Obama Puts Peace Prize to Work With New Afghan War Plan–Exit Strategy Included!

While the American people spent endless nights tossing and turning, worried that President Obama’s “dithering” on Afghanistan would not only invite a second 9/11 but the end of civilization as we know it, Obama and military advisers were working hard to craft a feasible strategy that goes beyond Bush’s brilliant approach to war: “Bring ’em on!”

Speaking to an audience of West Point cadets, President Obama laid out his much-anticipated plan for Afghanistan, including a 30,000-troop surge and new strategy that incorporates civilian engagement, partnering with Pakistan, diplomacy, international cooperation, and much to the horror of Republicans, a timetable for withdrawal (gasp!).

After acknowledging that “Afghanistan has deteriorated,” Obama said that he understood the human cost of war, and took seriously “asking even more of you.” He emphasized the existential threat to America that the region poses, saying, “In the last few months alone we have apprehended extremists within our borders who were sent here from the border region of Afghanistan and Pakistan to commit new acts of terror.”

The president also rebutted three arguments against his plan: First, to “those that suggest Afghanistan is another Vietnam,” he argued that the current mission has international support and began due to an attack on American soil. Second, to those who would argue to maintain the status quo, he cited “slow deterioration” as the inevitable outcome. (Think of it like John McCain’s presidential campaign).

Finally, to those who propose an even heavier troop increase—like war-loving definition of manhood Gen. Stanley McChrystal and the rest of those career military types who’ve dedicated their entire lives to blowing sh*t up on behalf of the mighty red, white, and blue—the president argues against any plan that would “commit us to a nation building project of up to a decade.”

“As president, I refuse to set goals that go beyond our responsibilities, our means, or our interests.”

Obama acknowledged that the decision to set an exit strategy was a controversial one (since apparently no one likes to end a war), but said that setting a time-line for troop withdrawal was the best way to motivate the Afghan government to step up.

“After 18 months of an increased U.S. military presence in their country, American troops will begin to leave Afghanistan starting in July 2011,” nearly a decade after Bush invaded this rough and hostile terrain only to lose bin Laden and start a new, funner war with sweet oil bonuses and a chance to avenge his daddy’s assassination attempt too!

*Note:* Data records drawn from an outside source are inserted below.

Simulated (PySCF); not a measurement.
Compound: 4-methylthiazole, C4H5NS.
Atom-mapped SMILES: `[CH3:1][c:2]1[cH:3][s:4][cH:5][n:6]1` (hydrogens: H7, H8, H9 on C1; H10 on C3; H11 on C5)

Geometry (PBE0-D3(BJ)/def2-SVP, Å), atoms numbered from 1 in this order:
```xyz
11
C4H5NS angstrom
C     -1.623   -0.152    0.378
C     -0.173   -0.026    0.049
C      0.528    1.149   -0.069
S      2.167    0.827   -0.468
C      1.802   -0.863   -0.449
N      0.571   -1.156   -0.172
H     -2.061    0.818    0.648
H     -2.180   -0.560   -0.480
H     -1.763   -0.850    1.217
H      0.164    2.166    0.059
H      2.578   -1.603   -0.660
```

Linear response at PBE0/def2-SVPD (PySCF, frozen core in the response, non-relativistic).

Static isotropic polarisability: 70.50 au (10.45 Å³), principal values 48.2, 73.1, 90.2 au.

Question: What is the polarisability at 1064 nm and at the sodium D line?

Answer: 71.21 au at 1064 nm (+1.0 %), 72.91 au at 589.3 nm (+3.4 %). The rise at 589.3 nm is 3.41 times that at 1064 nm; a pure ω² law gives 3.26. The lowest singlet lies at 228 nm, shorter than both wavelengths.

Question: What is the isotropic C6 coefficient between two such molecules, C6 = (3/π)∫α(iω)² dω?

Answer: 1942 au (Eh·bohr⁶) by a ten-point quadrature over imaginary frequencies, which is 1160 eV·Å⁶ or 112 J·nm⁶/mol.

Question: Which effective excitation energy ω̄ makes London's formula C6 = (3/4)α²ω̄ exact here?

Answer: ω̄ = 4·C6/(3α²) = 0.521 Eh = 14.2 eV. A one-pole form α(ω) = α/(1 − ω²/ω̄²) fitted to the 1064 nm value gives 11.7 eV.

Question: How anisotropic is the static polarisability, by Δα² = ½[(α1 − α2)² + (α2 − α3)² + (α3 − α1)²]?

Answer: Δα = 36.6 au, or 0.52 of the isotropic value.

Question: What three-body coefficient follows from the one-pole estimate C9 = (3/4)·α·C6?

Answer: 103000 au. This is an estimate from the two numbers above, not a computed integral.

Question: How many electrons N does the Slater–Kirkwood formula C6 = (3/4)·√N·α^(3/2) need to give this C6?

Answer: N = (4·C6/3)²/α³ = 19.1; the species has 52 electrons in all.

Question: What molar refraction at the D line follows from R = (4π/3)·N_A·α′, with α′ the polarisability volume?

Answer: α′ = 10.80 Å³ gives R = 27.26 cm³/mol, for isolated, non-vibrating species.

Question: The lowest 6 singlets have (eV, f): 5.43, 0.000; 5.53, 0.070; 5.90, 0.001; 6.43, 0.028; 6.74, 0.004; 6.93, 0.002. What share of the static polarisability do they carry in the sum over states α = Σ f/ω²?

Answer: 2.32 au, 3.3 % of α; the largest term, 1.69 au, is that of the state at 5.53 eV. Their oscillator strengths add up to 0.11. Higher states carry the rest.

Of course, the real surprise of this joyous “Night of Our New Afghanistan Policy” wasn’t Obama’s proposal for Afghanistan or the War on Terror in general, but Republicans’ horrified reaction to setting an “artificial” deadline for withdrawing troops.

John McCain, for one, is terribly upset about all this “end of war” business.

“The way that you win wars is to break the enemy’s will, not to announce dates that you are leaving,” McCain told reporters.

You see, Gramps McCain knows a thing or two about war, like getting captured by the enemy while fighting in it. And much like the entire Republican Party, he’s also NEVER met a war he didn’t like, or for that matter, a war worth ending. Ever.

Which is why America should be thrilled and excited to know that the leading Republican voice on the president’s strategy for Afghanistan and Pakistan still uses terminology like “win wars” to to describe the complex and delicate role of the United States in solving the Afghan riddle that’s confounded every nation that’s tried in the last 100 years or so.

Yes, McCain should be a very effective and skilled negotiator during the next, oh let’s say, three-decades long war (keep your fingers crossed!) which he loves and totally understands.

But in the case that his age or dementia becomes a factor, fear not my friends, because there’s another foreign policy expert/maverick ready to carry the torch.

That is, if she ever figures out how to light the darn thing.